On the other hand, following the same steps we can confirm that a request that does not satisfy the policy prevents the associated data from being displayed. In this case the frontend-2 service is not able to talk to the backend service because its SPIFFE ID does not satisfy the policy for the OPA Agent. As a result, when you connect to the URL for the frontend-2 service (e.g. http://35.222.190.182:3002), the browser only displays the title without any account details.

Frontend-2-no-details

After trying to display the frontend-2 data, you can verify the decision made by OPA using the same scripts/backend-opa-logs.sh script as performed in the previous section. A similar log entry is available for the frontend-2 service but with the result equal to false due to the SPIFFE ID mismatch.

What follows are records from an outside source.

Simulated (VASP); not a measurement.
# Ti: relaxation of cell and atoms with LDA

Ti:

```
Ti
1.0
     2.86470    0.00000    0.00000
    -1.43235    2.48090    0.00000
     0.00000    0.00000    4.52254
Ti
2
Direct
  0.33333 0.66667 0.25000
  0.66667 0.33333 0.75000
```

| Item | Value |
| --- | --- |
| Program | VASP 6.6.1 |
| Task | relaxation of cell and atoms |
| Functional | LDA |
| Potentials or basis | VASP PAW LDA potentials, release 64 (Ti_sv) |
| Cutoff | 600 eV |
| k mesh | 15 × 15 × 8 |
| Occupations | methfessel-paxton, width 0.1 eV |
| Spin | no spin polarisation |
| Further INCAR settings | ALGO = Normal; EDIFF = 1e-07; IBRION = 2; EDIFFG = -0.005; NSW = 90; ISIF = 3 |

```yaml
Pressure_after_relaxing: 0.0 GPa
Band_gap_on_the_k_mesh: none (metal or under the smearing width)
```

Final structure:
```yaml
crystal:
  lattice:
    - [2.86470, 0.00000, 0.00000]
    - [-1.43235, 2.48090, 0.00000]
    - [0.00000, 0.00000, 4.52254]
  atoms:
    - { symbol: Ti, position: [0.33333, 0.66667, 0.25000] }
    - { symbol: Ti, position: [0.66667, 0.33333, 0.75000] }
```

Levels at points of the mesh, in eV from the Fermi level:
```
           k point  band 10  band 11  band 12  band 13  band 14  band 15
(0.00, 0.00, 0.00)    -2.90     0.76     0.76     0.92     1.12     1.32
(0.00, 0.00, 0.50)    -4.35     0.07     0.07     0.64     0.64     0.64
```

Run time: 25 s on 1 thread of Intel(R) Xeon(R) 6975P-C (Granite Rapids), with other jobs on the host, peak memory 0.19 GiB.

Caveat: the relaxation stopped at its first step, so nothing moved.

Retesting frontend-2 with a New Policy

Let’s update the Rego policy to match the SPIFFE ID of the frontend-2 and test again. There is a Bash script that we can leverage to complete this task. Once executed, it will open the editor defined by your KUBE_EDITOR, or EDITOR environment variables, or fall back to vi for Linux or Notepad for Windows.

$ bash scripts/backend-update-policy.sh

With the editor open, look for the following line that specifies the SPIFFE ID:

svc_spiffe_id == "spiffe://example.org/ns/default/sa/default/frontend"

Update that line to match the SPIFFE ID for the frontend-2 workload:

svc_spiffe_id == "spiffe://example.org/ns/default/sa/default/frontend-2"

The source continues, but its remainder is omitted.